The Queens-based Shangri-Las brought sex, tragedy and the darker side of teenage love to a nation still reeling from the death of JFK, bored with Bobby Darin and just beginning to discover long hair in Liverpool.
The group's "Best Of" features lead vocalist Mary Weiss laying waste to the "look, don't touch!" sexual repression of the era on 25 heart-wrenching, echo-laden, drama-filled odes to bad boys, forbidden love, quivering anticipation, loss of virginity, teenage pregnancy, dead lovers and furtive meetings with leather-jacketed guys who were, "good/bad - but not evil." Among the brilliantly maudlin, end-of-the-world songs included are: "Remember (Walkin' In The Sand)," "Leader Of The Pack," "I Can Never Go Home Anymore," "Dressed In Black" and "Never Again."
Not quite as successful and more doo-wop based than The Shangri-Las, New Jersey's Angels are best remembered for 1961s "'Till" and their 1963 hits, "My Boyfriend's Back" and "I Adore Him."

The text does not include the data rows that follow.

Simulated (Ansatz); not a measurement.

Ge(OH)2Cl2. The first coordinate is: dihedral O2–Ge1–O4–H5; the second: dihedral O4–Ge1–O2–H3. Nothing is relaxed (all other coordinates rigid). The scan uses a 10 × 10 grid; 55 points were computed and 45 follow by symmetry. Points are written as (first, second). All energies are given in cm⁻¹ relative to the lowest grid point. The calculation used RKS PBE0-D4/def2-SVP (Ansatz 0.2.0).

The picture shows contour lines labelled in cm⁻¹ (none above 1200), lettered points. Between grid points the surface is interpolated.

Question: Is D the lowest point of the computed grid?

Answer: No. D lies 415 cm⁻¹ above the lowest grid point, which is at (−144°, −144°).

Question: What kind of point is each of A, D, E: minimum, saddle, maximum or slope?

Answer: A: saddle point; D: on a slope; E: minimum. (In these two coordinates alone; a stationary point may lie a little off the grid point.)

Limited to the songs their producers (which included future Go Go's svengali Richard Gottehrer) provided, the group occasionally found themselves saddled with novelty tunes like "The Guy With The Black Eye," "Little Beatle Boy" and "Wow Wow Wee! (He's The Boy For Me)"; Top 10 sound-alikes such as "I Adore Him" and "(He Is) The Kissing Kind" and hilariously-titled trash like "My Boyfriend's Woody." Despite the miss-fires, at least half of these 25 tracks are keepers.
Although the bulk of her chart-toppers came in 1963-64, the 52-song Lesley Gore retrospective includes songs waxed through 1969 and features the New Jersey singer's distinctive, albeit slight, lisp prominently on several rare B-sides, four unreleased tunes, nine never-before-on-an-album tracks, two-or-three obvious Supremes rejects, a weak version of "Wedding Bell Blues" and classic hits such as "It's My Party," "Judy's Turn To Cry," "She's A Fool," "You Don't Own Me," "Maybe I Know" and "California Nights."
The cream of Mercury's reissue series, however, is the 50-song Growin' Up Too Fast: The Girl Group Anthology.
Just as the success of the Beatles, Elvis and Pearl Jam spawned imitators of dubious talent and intent, the girl group craze of the early-'60s begat its own unique brand of imitation cheese.
While the set includes hits from major acts such as The Shangri-Las, Connie Francis, Dusty Springfield and The Angels - it's one-hit wonders from long-forgotten artists like Kenni Woods and Diane Renay, no-hit wonders from The Paris Sisters, The Sham-Ettes, Ginny Arnell and The Bobbi-Pins and the truly horrible, occasionally hilarious attempts to cash in from The Secrets, The Nu-Luvs, Sadina, Diane Ray, The Pixies Three and The Whyte Boots that make the record an essential addition to any collection.